The Chinese customs authority said it had seized more than 8,500 tons of highly-polluting used tires smuggled from the United States, the biggest amount in recent years.
Smugglers pretended they were importing rubber and shipped the pollutants to the coastal city of South China's Guangzhou via Hong Kong between December 2008 and February 2009, the General Administration of Customs said Thursday.
The Huangpu Customs officials in Guangzhou found in late December 366 uncleared containers of the smuggled waste at the Dongjiangkou Port, which had lain there for almost a year, said Chen Wen, an inspection department official with the customs.

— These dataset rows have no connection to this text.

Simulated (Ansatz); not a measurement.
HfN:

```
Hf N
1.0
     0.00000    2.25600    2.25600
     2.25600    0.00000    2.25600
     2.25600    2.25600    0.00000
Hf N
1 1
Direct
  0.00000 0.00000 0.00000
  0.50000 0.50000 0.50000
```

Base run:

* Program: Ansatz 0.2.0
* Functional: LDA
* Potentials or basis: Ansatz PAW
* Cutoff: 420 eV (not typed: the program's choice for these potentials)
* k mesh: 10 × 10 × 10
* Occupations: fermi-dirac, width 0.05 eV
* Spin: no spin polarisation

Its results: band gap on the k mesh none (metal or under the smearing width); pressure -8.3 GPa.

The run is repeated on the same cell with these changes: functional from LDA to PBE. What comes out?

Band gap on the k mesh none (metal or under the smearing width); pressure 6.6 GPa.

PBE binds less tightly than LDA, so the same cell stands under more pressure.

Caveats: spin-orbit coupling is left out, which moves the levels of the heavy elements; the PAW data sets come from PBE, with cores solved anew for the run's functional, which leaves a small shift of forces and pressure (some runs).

The containers, if lined up, would stretch a length of 4.7 kilometers, according to customs officials.
Transporting each ton of waste tires from the United States to China cost only $4 to $10, but smugglers could make great profits by using the waste for oil refining and tire retreading, said Cai Hongyu, an official in charge of suppressing smuggling in the Huangpu Customs.
Tires made from the waste materials pose potential safety hazard.
Investigation found the suspects had tried to get the license for rubber imports to cover the smuggling of the waste tires, Cai said.
Three suspects were arrested and admitted their violations, he said.
China bans importing waste tires which threaten environment and health seriously as they will not decompose even if they are buried underground for 100 years.
Exporting waste to developing countries has become a growing business as developed nations seek to reduce the environment cost on their own soil and smugglers eye great profitability from the dealing.
Since 2005, the Chinese customs has nabbed 44,275.8 tons of solid waste in 229 cases. More than 600 smugglers have received criminal punishment.